What's worse is that we don't just fear; we fear talking about it...
--Adam Serwer at his American Prospect blog
Oscar Grant will not be playing in Miami because he was murdered by a cop.
--Baratunde Thurston at Jack and Jill politics
As far as I am concerned, Johannes Mehserle did nothing wrong except pull the wrong weapon. If Oscar Grant had cooperated with the police, he would be alive today. The family will receive a large settlement from BART, which should be used to repay the merchants who suffered loses caused by Grant's supporters.
--Raymond Moreno, San Francisco in a Letter to the Editor in the SF Chronicle (A lot of people are thinking like this)
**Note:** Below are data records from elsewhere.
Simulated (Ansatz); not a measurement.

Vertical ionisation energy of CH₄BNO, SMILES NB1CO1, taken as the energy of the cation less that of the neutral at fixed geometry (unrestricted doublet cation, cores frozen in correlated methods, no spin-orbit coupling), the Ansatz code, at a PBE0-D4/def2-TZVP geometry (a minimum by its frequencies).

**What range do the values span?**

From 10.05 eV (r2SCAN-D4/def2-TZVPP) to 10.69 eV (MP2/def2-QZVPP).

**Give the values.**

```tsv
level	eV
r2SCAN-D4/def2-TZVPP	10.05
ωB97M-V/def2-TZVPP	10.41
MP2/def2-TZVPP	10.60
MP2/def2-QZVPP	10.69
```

As a former defense attorney, I respect the jury system–it’s better than any alternatives. But jury trials can and do commit injustices. The jury captures both the wisdom and the folly of the community it comes from. This result shocks me from an evidentiary point of view (but certainly not from a socio-economic one). A trained police officer simple cannot be allowed, as a matter of law, to base his defense solely on a patently unbelievable claim that he mistook a yellow, unholstered, differently shaped and weighted Taser device for a holstered black firearm. A person of color would be laughed out of the Courtroom and given a Go Directly to Jail for Life card. You put on the badge, you’ve got the highest set of standards that will judge your conduct, not the lowest!
--comment on a ColorLines blog post cited at Post Bourgie
"We need more Muhammad Ali & Jim Brown type athletes. Imagine LeBron using his time tonight to speak up for for Oscar Grant."
--Hasan Salaam, on Twitter
"There's absolutely nothing 'involuntary' about pulling out your gun & shooting an unarmed man in the back."